Invertible elements in monoid rings of unital monoids without non-trivial invertible elements This question is somewhat related to Tilmans notorious problem in this post. Let $(M,\cdot)$ be a monoid with unit $1$ and set
$$(M,\cdot)^{\times} := \lbrace x \in M \mid \exists y \in M : xy=yx=1 \rbrace.$$
Let $k$ be a field (say $\mathbb Z/ 2 \mathbb Z$) and let $k[M]$ be the monoid ring of $M$ with coefficients in $k$. Consider now $$GL(k[M]) := (k[M],\cdot)^{\times}.$$

Question:(answered by Torsten Ekedahl) Can it happen that $(M,\cdot)^{\times} = \lbrace 1 \rbrace$ but $\lbrace 1 \rbrace \subsetneq GL(k[M])$?

EDIT: Torsten Ekedahl has nicely answered the above question. However, since I was really missing a condition, I will take the opportunity to change it slightly.

Question: If $(M,\cdot)^{\times} = \lbrace 1 \rbrace$, can $k[M]$ contain an invertible element $z \in GL(k[M])$, such that the coefficient of $z$ at $1$ is zero?

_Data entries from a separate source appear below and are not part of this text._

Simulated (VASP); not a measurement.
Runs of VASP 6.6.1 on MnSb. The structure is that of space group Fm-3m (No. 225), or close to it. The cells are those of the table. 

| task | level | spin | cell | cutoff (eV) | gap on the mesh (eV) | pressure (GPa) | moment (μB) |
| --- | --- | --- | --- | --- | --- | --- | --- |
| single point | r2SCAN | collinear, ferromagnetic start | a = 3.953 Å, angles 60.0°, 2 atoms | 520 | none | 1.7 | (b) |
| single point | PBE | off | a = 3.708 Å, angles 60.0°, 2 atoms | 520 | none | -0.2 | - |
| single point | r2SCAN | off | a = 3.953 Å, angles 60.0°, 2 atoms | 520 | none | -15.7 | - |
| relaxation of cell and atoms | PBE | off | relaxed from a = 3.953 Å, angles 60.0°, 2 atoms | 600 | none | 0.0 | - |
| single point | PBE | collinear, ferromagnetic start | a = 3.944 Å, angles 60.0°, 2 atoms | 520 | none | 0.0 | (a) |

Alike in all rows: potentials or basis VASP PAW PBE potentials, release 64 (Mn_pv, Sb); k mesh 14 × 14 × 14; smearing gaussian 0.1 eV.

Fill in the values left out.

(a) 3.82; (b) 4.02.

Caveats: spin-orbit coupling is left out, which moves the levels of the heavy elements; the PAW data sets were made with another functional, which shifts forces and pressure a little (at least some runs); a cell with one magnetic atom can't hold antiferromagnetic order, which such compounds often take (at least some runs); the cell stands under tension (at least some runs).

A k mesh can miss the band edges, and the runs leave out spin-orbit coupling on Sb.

 A: Let $R$ be a finite dimensional algebra over $\mathbb Z/2$. Then $\{1\}\neq
R^\times$ unless $R=(\mathbb Z/2)^n$. Indeed, if $N$ is the radical of $R$, then
$1+N\subseteq R^\times$ so we may assume $R$ is semi-simple. Then $R=\prod_iR_i$
where the $R_i$ are simple algebras and $R^\times=\prod_iR_i^\times$ so we may
assume that $R$ is simple and hence a matrix algebra over some extension field
of $\mathbb Z/2$. The only such algebra with only the trivial unit is $\mathbb
Z/2$.
Now, pick any finite monoid $M$ with $M^\times=\{1\}$ and apply the above to
$R=\mathbb Z/2[M]$. This gives that $R^\times=\{1\}$ precisely when $M$ is a
commutative monoid where every element is idempotent. As an explicit example
where this is not the case we may let $M$ be the identity matrix plus all
non-invertible matrices of fixed size $>1$ over some finite field.
A: If your monoid $M$ is finite the non-invertible elements form an ideal of the monoid and hence they span an ideal of kM.  So any invertible element of the algebra must have an invertible element of the monoid in its support.  So the answer to your second question is no.